In those early years of air defense system development, the U.S. was less interested in developing sneaky aircraft and more concerned with developing untouchable ones — utilizing platforms that leveraged high altitude, high speed, or both to beat out air defenses of all sorts — whether we’re talking surface to air missiles or even air superiority fighters.
Lockheed’s legendary Kelly Johnson, the designer of just about every badass aircraft you can imagine from the C-130 to the U-2 Spy Plane, was the Pentagon’s go-to guy when it came to designing platforms that could evade interception through speed and altitude. His U-2 Spy Plane, designed and built on a shoestring budget and in a span of just a few months, first proved the concept of flying above enemy defenses, but then America needed something that could also outrun anything Russia could throw its way. The result was the Blackbird family of jets, including the operational SR-71 — an aircraft that remains the fastest operational military plane ever to take to the sky.

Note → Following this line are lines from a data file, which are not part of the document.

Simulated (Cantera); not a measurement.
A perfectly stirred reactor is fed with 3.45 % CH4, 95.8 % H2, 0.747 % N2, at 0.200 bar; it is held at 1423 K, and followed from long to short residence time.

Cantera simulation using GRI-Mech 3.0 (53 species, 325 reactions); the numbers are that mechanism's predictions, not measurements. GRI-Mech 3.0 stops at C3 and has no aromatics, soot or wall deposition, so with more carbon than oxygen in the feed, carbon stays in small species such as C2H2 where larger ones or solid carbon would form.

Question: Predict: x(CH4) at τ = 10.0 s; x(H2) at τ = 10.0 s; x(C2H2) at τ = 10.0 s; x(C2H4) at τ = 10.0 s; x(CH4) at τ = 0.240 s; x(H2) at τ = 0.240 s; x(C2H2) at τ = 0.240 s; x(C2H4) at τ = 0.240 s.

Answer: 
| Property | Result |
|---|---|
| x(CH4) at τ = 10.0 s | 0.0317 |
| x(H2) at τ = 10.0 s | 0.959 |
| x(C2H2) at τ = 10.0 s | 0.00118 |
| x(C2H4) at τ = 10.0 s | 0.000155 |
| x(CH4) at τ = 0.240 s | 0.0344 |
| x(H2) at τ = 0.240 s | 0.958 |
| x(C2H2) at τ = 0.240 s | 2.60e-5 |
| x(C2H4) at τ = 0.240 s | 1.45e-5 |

You could make a list of 1,000 amazing facts about the SR-71 without breaking a sweat — but here are three even a few aviation nerds may not have heard before:
The Blackbird had over 4,000 missiles fired at it. None ever hit their target.
The SR-71 Blackbird remained in operational service as a high-speed, high-altitude surveillance platform for 34 years — flying at speeds in excess of Mach 3 at altitudes of around 80,000 feet. This combination of speed and altitude made it all but untouchable to enemy anti-air missiles, so even when a nation knew that there was an SR-71 flying in their airspace, there was next to nothing it could do about it. According to Air Force data collected through pilot reports and other intelligence sources more than 4,000 missiles were fired at the SR-71 during its operational flights, but none ever managed to actually catch the fast-moving platform.
Flying at such high speeds and altitudes puts incredible strain on the aircraft and its occupants, which forced Lockheed to find creative solutions to problems as they arose.
One such problem was the immense amount of heat — often higher than 600 degrees Fahrenheit — that the windshield of the SR-71 would experience at top speeds. Designers ultimately decided that using quartz for the windshield was the best way to prevent any blur or window distortion under these conditions, so they ultrasonically fused the quartz to the aircraft’s titanium hull.
There are countless incredible facts about the SR-71 that would warrant a place on this list, but this is one of the few facts that pertain specifically to the incredible people tasked with developing it. Not long after the SR-71 took to the sky, the most difficult mathematical aspects of aircraft design were handed off to computers that could crunch the numbers more quickly and reliably — but that wasn’t the case for the Blackbird. Kelly Johnson and his team used their “slide rules,” which were basically just specialized rulers with a slide that designers could use to aid them in their calculations in designing the mighty Blackbird. Years later, the aircraft was reviewed using modern aviation design computers only to reveal that the machines would not have suggested any changes to the design.